With seven games gone on the wrong side of victory it is time to dig the tourniquet out of the duffle bag and stop the bleeding. Hopefully, the veteran arms that were down on the farm can supply enough innings to get the Jays over the hump.

Meanwhile, out on the frozen ponds, there is joy in Windsor. The Spitfires came from behind in a rather miraculous fashion to steal the Memorial Cup. Led by a variety of superstars, all hopefully destined for the NHL, another player stepped into a shot from the blue line to help seal the fate of the Kelowna Rockets. Robert Kwiet, a former Wellington Duke, scored the third goal for the Spits. Robert and I communicated throughout the playoffs via Facebook, and he was truly enjoying the experience.

Another former Duke is also having some fun in his area. Matt Cooke has played a significant role for the Pittsburgh Penguins this year, and will likely find himself in a Stanley Cup final in a week or so. “Cookie” continues to play his game against the Hurricanes, infuriating them to no end. When least expected, he also chips in with a goal and an assist here and there. Icing on the cake.

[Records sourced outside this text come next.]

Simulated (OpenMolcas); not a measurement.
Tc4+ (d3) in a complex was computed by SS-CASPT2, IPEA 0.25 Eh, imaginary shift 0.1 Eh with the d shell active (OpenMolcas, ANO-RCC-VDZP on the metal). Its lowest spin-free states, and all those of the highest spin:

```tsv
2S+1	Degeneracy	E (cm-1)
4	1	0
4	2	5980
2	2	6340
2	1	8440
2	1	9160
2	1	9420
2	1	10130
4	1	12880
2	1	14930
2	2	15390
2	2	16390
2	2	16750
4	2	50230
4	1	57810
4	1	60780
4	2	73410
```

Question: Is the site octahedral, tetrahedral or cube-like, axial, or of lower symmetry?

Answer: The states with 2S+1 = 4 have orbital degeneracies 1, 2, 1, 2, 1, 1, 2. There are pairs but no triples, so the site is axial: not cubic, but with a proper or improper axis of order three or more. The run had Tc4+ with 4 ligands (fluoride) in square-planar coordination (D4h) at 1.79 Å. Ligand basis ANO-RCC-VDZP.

Daniel Cleary is on a very short list as one of the finest players ever to lace up the blades for the Belleville Bulls. He currently leads all players in the playoffs in the category known as “Plus-Minus”. Daniel has been on the ice for fifteen more goals than have been scored against, and he is therefore a + 15. He hoisted Lord Stanley’s mug last year in Newfoundland, the first native of that province ever to win the Cup.

I am certain it is on his agenda again for this June. He and his chums will have to dispose of the likes of Sidney Crosby, Evgeni Malkin, Sergei Gonchar, and Marc-Andre Fleury before they can touch the hardware.

It should prove to be a great final. A good place to turn when the Jays get caught stealing!